RADmag was lucky enough to get a chance to chat with Megan Campagnolo, the designer behind Toronto-famous brand Rosehound Apparel. The nostalgic line, which features pins, patches, and an abundance of cute accessories is sure to resonate in the hearts of 90’s babies alike. Rosehound currently has stockists both across the city (chances are you’ve seen her designs in stores like The Likely General or Coal Miner’s Daughter) and internationally, from the U.K to Japan. A former Ram and grad of Ryerson’s School of Fashion, here's our sit-down with Megan on how she started her own business, the importance of personal branding, and her plans for the future.
Tell us a little bit about yourself and where your love for design began...
When I was a kid I really wanted to be a writer, actually. I wrote so many novellas and even won a few contest prizes until I got to high school and couldn't really get past what the character was wearing. I began only really writing the beginning of stories which eventually became more fashion-esque drawings. I developed a sense of style when I was very young, and was the first in my grade to wear make-up (silver eyeliner in grade 4). I learned how to sew when I was 6, when my mom enrolled me in sewing school because she thought I was too young to use a machine.
So, you're a former Ram. Why Ryerson? Are there any particular highlights about your time spent there or how it encouraged your entrepreneurial spirits?
When I was 16 I stubbornly announced I was going to fashion school, and the most competitive program in Ontario for it was available at Ryerson. It was grueling...and years at school really diminished my love for it. I pressed on, took an extra year, and interned as much as possible. During that time, I interned for a similar business to mine, which folded. My frustration with that company really fuelled me into thinking, "I could do this".
How would you describe your brand? We recently wrote about how important personal branding is for the blog - how early on did you establish one for yourself?
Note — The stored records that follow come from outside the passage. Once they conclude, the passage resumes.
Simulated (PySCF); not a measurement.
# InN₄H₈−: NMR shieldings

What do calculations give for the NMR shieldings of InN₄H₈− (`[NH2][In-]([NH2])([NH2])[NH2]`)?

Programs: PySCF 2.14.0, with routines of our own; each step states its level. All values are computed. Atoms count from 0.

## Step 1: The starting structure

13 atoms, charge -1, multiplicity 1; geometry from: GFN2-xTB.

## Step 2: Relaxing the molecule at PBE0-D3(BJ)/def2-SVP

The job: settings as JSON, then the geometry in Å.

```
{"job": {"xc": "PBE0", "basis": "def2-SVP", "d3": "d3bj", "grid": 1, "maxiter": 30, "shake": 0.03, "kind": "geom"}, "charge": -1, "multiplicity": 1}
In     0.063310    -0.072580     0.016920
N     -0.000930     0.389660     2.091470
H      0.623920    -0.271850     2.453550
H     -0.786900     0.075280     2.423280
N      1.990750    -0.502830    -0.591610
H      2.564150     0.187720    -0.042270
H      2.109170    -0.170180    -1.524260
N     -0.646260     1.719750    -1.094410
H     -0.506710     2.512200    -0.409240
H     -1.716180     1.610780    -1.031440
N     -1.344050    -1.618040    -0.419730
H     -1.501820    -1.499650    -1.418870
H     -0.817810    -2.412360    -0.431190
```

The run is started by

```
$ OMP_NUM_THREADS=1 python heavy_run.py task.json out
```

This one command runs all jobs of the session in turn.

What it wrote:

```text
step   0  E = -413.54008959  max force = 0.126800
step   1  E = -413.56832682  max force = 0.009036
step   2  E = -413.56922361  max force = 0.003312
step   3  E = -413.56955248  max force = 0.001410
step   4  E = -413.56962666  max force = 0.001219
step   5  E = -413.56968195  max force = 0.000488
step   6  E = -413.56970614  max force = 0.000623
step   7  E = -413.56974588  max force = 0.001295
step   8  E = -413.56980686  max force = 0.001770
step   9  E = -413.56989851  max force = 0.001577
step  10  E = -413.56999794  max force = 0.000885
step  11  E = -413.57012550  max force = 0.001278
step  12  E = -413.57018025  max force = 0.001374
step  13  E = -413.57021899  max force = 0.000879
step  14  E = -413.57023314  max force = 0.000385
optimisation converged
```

I think that personal branding was integral to creating Rosehound. I get a ton of inspiration from the things I like, and have a very specific colour scheme that compliments everything I create. I think I began establishing my own personal brand when I was going into grade nine...and despite all of the phases I've been through since then, I find myself still interested in the same things. In grade nine is when I started hand painting sweaters, ripping jeans, collecting records, and watching camp movies like Rocky Horror Picture Show and Crybaby. It's crazy to see what repeats itself, and how nostalgia has really played into what I reference for Rosehound.
Rosehound really blew up- congratulations on that! When did you know you wanted to start your own brand? Can you tell us a little bit about your conception and design processes?
During my last few months at Ryerson, when we were creating our final graduation collection, is when it finally clicked that all along I wanted to be a designer. I was going through a big time Twin Peaks phase at the time, which shouldn't be surprising. Back then I knew that I wanted to do more casual wear, like shirts and sweatshirts and accessories. Most of my ideas come when I am watching movies or listening to music. I let them manifest in my mind until I have time to draw, and start doodling.
Now, let's talk business logistics: how much of this did you have to learn on your own?
I'm going to say that even though I learned how to sew everything from a leather jacket to a ball gown at Ryerson...my entrepreneurial skills were extremely limited coming out of school. A few poor financial decisions and years passed, and I still feel like I am walking around with my head cut off sometimes.
What would you say was one of the biggest challenges you faced in terms of growth and starting your own business?
For me, time management and future planning has always been an issue. I'm currently trying to get in the habit of starting on collections much earlier on than I currently do.
On the flip side, what's one piece of advice you'd give to grads looking to start their own brands, too…
I know it's insanely cliche, but don't give up! Sometimes things can take a year or two to get off the ground, which was completely the case for me. You'd be surprised how resourceful you can be, but I didn't see any money until almost a year after I started my brand, when pins started blowing up. You're constantly learning and have to keep your chin up. When things get crazy, I try to remember to go to Texworld in New York every January and July, where they have lots of great seminars that always centre me and remind me what I'm doing here. I am actually going next week.
To finish things off, let's talk a little about what's next for you? What are your goals for the brand in the next five years?
I'd love to focus more on clothing! I still want to create pins and patches, but I want to go back to what I originally started on. I'm also interested in taking a shoe-making course and a ceramics course to expand my brand into new mediums. Alex and I are planning to move to Los Angeles, where we can continue to grow.